In relatively quiet trading NZ yields followed offshore yields lower yesterday. Overnight, the ECB, BoE and PBC all took steps to further ease monetary policy.

NZ swap yields closed down 4-6bps across the curve, with a slight flattening bias. 2-year swap yields have pulled back from key resistance levels to close at 2.79%.

They now appear to be trading back in the old 2.60%-2.85% range. The market now prices an unchanged NZ OCR in a year’s time, with a small chance of a near term rate cut.

The DMO bond auction was unspectacular. The 125m of NZGB19s attracted a modest 180m of bids. The 125m of NZGB23s fared a little better with close to a 3x bid-to-cover ratio.

Bond yields declined into the close (closing down 4-5bps) in line with swaps and declining AU yields. AU yields subsequently fell further, with AU 10-year yields subsiding from 3.17% to 3.09% yesterday.

As a consequence, NZ-AU 10-year bond spreads have widened toward the top of their range, at 47bps. Overnight, as expected the ECB cuts its main refinancing rate by 0.25% to 0.75%. It also cut its marginal lending rate by 25bps to 1.50% and its deposit rate by 25bps to 0%, presumably to encourage banks to lend to one another rather than leaving it with the ECB.

The Bank of England left rates on hold at 0.50% but announced a further £50b of asset purchases, taking the target to £375b.

Separately, the Bank of China also unexpectedly cut the one year lending rate by 31bps to 6% and the deposit rate by 25bps to 3%. Despite all these gallant efforts of further loosening monetary policy markets took little cheer.

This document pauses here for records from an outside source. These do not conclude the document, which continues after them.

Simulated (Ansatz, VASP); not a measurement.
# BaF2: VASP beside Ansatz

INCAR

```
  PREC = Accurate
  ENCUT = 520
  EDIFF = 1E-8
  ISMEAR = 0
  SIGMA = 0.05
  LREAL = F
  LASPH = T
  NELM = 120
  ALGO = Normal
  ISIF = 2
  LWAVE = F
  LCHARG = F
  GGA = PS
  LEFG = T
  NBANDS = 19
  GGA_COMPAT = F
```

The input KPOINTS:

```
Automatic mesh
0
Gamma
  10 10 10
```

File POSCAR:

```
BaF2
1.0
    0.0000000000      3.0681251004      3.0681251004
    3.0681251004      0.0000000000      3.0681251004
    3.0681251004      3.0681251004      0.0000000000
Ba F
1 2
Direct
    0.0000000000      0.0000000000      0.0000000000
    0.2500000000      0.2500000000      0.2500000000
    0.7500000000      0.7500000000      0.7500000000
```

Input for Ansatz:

US and German “safe haven” bonds remained firmly in demand. German 10-year bond yields slipped form 1.46% to 1.38%. US 10-year yields experience some volatility after the release of a stronger-than-expected US ADP employment report (176k vs. 100k expected). Still they have slipped to 1.59% having opened down after the Independence Day holiday.

Peripheral European spreads to German bonds have spiked higher. For example, Spanish-German 10-year spreads rose from 496bps to 539bps yesterday, back toward their highs.

Expect NZ yields to open down after the moves seen overnight. All eyes will then be on the US non-farm payrolls delivered tonight.